Creating an Inventory
Establish a comprehensive inventory of all keys and certificates, including their common names, expiration dates, location(s), owner(s), metadata (key length, CA, keystore type, etc.), and other information.
What is this?
An inventory is a repository of information about keys and certificates that are in use across an enterprise. It may include copies of the keys and certificates or just data about them—sometimes holding a copy of a key in a central inventory can increase the risk of compromise. A good inventory includes but is not limited to the following information:
- Name of the Key and/or Certificate
- Key Length
- Creation Date
- Validity Period or Expiration Date
- Issuing CA (for certificates)
- Business Need (what is the business driver for using the key/certificate)
- Applicable Policies or Regulations
- Processes Used to Manage
Why should I care?
Encryption keys and certificates are used to secure critical data and systems, and therefore must be properly managed. If you do not have a list of keys and certificates that are deployed in your environment, it is difficult to ensure they are being managed in compliance with policies, regulations, and/or best practices. A critical starting point in any certificate and private key management strategy is to create a comprehensive inventory of all certificates and their locations. If you do not, you are risking a security breach or system outage.

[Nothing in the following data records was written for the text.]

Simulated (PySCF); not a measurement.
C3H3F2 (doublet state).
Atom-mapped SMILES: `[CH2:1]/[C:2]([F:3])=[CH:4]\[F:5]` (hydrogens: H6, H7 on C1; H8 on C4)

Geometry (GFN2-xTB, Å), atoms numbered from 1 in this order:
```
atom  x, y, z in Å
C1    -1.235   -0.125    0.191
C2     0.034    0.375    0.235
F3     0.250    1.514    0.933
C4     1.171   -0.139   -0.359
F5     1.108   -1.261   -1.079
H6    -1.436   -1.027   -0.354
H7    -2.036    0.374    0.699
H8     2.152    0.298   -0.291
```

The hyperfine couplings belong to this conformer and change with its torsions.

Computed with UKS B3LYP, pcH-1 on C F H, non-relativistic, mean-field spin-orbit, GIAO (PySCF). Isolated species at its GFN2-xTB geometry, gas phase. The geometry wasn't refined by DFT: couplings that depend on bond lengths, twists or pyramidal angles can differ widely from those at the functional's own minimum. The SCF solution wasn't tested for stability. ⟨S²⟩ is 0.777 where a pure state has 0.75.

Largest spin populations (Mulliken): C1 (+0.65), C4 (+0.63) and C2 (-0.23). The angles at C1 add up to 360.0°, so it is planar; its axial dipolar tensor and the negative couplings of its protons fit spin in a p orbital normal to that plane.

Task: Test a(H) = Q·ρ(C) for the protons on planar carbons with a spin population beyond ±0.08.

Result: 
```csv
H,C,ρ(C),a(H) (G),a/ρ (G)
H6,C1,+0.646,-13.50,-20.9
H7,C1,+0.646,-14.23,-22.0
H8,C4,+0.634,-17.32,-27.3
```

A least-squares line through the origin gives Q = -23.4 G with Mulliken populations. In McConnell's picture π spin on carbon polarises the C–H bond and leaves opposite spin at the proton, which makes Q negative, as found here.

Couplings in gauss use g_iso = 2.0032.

Developing an inventory is not a trivial matter. In most organizations, certificates have been deployed over a period of years by a variety of different administrators in all sorts of locations. Often, the individuals who deployed the keys and certificates have been reassigned or have left the organization. Requesting a list from your certificate authority may be a good starting point to develop an inventory, but it is not a reliable method for identifying all keys and certificates and their locations.
What should I do?
Take a multi-pronged approach to ensure that no certificates are missed. The diagram below summarizes the recommended approach:
- Import from Certificate Authorities: The first step is to import certificates from all known CAs. There are two primary reasons for this:
- It can typically be done quickly and
- It helps in building a list of contacts (see Managing Contacts/Ownership).
It is very dangerous to assume that an import from your known CAs will provide an accurate inventory of all certificates. Invariably, organizations find additional certificates during discovery (the next two steps) that were not accounted for by the CA. These certificates are typically certificates from other CAs that are not approved by your organization or self-signed certificates generated by the applications where they are deployed. These culprits can cause some of the most serious downtime.
- Network Discovery: The next step is to perform a network discovery to discover any server-side certificates—certificates that are present on a listening port. For this step, it is important to coordinate with your network team, intrusion detection group, and any other groups that might be impacted. The network team can typically help in providing IP addresses that should be scanned. However, if you already have a solution in place to regularly scan IP addresses and ports (e.g. for vulnerability scanning), this solution may be able to provide certificates to import into the certificate inventory database. Alternatively, it can provide a list of known IP addresses and ports which can be scanned by your network discovery solution. Firewalls invariably play into any network discovery strategy. In some cases, you can have the necessary ports opened up in all firewalls for a central discovery system to perform operations. Alternatively, you may need to deploy discovery engines on the other side of firewalls in each network zone and configure each discovery engine to pass the discovery results into the central certificate inventory database.
- Agent-based Discovery: Many certificates are not discoverable via network ports, such as client-side certificates used for mutual authentication on SSL. In-service expirations of these types of certificates can be as damaging as server-side certificates so it is important to include them in your inventory. Unless you can confidently count on administrators to tell you about all of these certificates, finding these certificates typically involves performing file system scans on server and client systems with an agent.
- Individual Import by Admins: Network and agent-based discovery can take time and it may not be possible to perform discovery in all corporate locations. That makes it critical to educate administrators and make sure they are proactively reporting any certificates they are aware of and adding them to the inventory. (See Defining Roles and Responsibilities for more on this.)
In performing the above steps, it is important to have a system that can correlate the results of each inventory method so you do not end up with duplicate entries. Also, performing an inventory is not a one-time event. You have to regularly repeat the steps above to update the inventory. Here again, it helps to have a system that helps you correlate the results of, for example, newly discovered certificates and only show you new certificates and not every certificate that was discovered during a run.